When Dave Alvin recorded his solo album “King of California” in 1994, the songwriter and guitarist was already a fully road-tested veteran of two seminal L.A. bands: the Blasters, which he’d formed with his brother, lead singer Phil, and X, the Exene Cervenka-John Doe-fronted punk band into which he stepped to take over for lead guitarist Billy Zoom.
Despite all that experience under his belt, Alvin considers “King of California,” his fourth solo collection, to be the one on which he finally, fully found his true voice, as a singer and a songwriter.
The album is being reissued on June 28 in a 25th anniversary edition with three bonus tracks, including the instrumental “Riverbed Rag” which The Times is premiering.
The track is a duet between Alvin and his longtime friend and collaborator, multi-instrumentalist Greg Leisz. Alvin says the bouncy folk-rooted excursion was inspired by the usually dry San Gabriel River near which both grew up.
“Greg was already a respected, multi-instrumentalist veteran of the West Coast folk and country-rock scenes, while I was a loud, primitive blues guitar basher and songwriter from the raw edges of the rock ’n’ roll world,” Alvin writes in the set’s new liner notes.
“That didn’t stop us from bonding quickly over our favorite songwriters,” he continues, “our similar dark senses of humor, our interest in history and love of the wilderness, as well as our memories of growing up on opposite sides of the dry San Gabriel riverbed and playing in long-gone orange groves.”
Immersed in the blues, primal rock and R&B growing up in Downey, Alvin also writes that “Ironically, for a wild blues blaster best known for beating up innocent electric guitars, this acoustic album became the best-selling solo album of my career.”
He rearranged some of his songs the Blasters had recorded in rocked-up electric versions — “Bus Station” and “Leaving” — and the elegiac “Fourth of July” that he’d brought to X for the group’s “See How We Are” album, plus versions of Whistlin’ Alex Moore’s “East Texas Blues,” retitled “West Texas Woman,” Memphis Slim’s “Mother Earth” and a duet rendition with Syd Straw of George Jones’ 1956 hit “What Am I Worth.”
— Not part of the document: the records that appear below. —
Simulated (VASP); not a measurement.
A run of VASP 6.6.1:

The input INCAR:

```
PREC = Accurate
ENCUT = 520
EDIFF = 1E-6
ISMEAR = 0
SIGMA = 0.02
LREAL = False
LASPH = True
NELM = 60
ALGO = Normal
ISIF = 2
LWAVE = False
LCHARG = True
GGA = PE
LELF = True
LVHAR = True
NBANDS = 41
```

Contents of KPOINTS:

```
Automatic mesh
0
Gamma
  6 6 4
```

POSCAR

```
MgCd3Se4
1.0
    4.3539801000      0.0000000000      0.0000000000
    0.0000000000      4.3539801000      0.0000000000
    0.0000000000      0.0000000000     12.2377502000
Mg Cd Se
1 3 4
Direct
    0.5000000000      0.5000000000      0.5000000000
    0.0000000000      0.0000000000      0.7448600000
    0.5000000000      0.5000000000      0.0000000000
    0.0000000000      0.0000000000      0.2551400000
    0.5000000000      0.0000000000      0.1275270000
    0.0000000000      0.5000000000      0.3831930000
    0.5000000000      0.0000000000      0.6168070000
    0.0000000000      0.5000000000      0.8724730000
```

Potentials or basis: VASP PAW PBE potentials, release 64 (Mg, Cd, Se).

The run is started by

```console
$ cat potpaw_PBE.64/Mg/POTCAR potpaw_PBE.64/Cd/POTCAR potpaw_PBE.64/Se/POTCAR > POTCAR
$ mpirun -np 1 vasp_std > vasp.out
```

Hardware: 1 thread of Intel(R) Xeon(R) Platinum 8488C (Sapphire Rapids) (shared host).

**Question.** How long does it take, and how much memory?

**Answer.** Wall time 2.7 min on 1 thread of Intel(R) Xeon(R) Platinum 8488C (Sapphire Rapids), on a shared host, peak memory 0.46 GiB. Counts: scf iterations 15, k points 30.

“King of California” was recorded the day after the Southland was hit by the 6.7 magnitude Northridge earthquake, which didn’t deter Alvin from proceeding, and on some level parallels the impact the album had on his understanding of his own music.
“‘King of California’ is when I decided, ‘This is when I let the song tell me what it sounds like’,” he writes. “Ever since then, that’s been my rule. It sounds ridiculous, but it was something I had to learn.”
Alvin starts a new tour June 1 in Iowa City, Iowa, and reaches Southern California for stops June 14 and 16 at McCabe’s in Santa Monica and June 15 at the Sweetwater Community Church in Bonita in San Diego Country. Leisz will accompany Alvin on several of the dates, including the McCabe’s shows, while Texas singer-songwriter Jimmie Dale Gilmore will join him at several others.